The Anchored Leadership Conference took place on Friday and Saturday, November 2-3, 2018. The stated intent of the gathering targeted at youth and ministry leaders was the “Equipping (of) church leaders to reach a sexually ‘fluid’ generation with grace and truth in an ‘everything’s okay’ world.” The main speakers were Jonathan McKee (The Source for Youth Ministry), Caleb Kaltenbach (pastor and author), Sean McDowell (speaker, teacher, and author), and Greg Stier (Dare 2 Share Ministries).
I attended to learn first hand how leaders in youth ministries advise others to respond when LGBTQ youth in churches come out to them, or when speaking of sexual orientation and gender identity issues in youth groups and conferences. I interacted with each of the main speakers and most of the panel members while at the conference. All of the main speakers were aware of my presence and of the work I do. While I took many pages of notes, I did not ask any questions publicly. I just wanted to listen.
I followed up with all four main speakers in emails one week after the conference. All the statements I refer to in my letters were spoken publicly. The exception were some comments from time I spent over lunch at a communal table with Jonathan McKee. I have redacted a section of my letter to him for privacy reasons.
I’m making my comments to each of them public one week after sending out the individual emails.
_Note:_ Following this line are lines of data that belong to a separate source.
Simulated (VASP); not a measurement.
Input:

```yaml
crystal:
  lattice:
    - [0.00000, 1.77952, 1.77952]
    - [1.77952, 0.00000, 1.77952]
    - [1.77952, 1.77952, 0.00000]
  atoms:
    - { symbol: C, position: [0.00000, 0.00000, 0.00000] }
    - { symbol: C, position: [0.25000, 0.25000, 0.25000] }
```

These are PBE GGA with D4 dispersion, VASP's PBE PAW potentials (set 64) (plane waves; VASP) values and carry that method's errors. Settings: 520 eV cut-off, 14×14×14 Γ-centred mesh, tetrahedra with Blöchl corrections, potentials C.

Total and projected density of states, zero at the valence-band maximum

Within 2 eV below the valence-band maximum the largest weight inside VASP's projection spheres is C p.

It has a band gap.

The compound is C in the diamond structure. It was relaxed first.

Perhaps my written objections may help others better listen to what is being spoken/not spoken, and then to assess what they hear. Maybe the letters may help model how objections might be offered in a civil tone.
Two of my letters to the presenters are quite long. One of those letters was written to Jonathan McKee who included as part of his presentation that he is the father of a transgender child (male to female). McKee misgendered his daughter throughout the talk. This was the focus of my letter to him.
The conference team seemed to look to Sean McDowell as the theology expert on sex and gender. My letter to McDowell is quite long. In that letter, I emphasis context and the progression of understanding human sexuality over time as well as the radically changing roles of men and women.
The letter to Greg Stier is quite short. His talk seemed oddly adapted from his standard fare at youth conferences and lacked action points, especially as one might expect from the closing speaker to the two-day conference.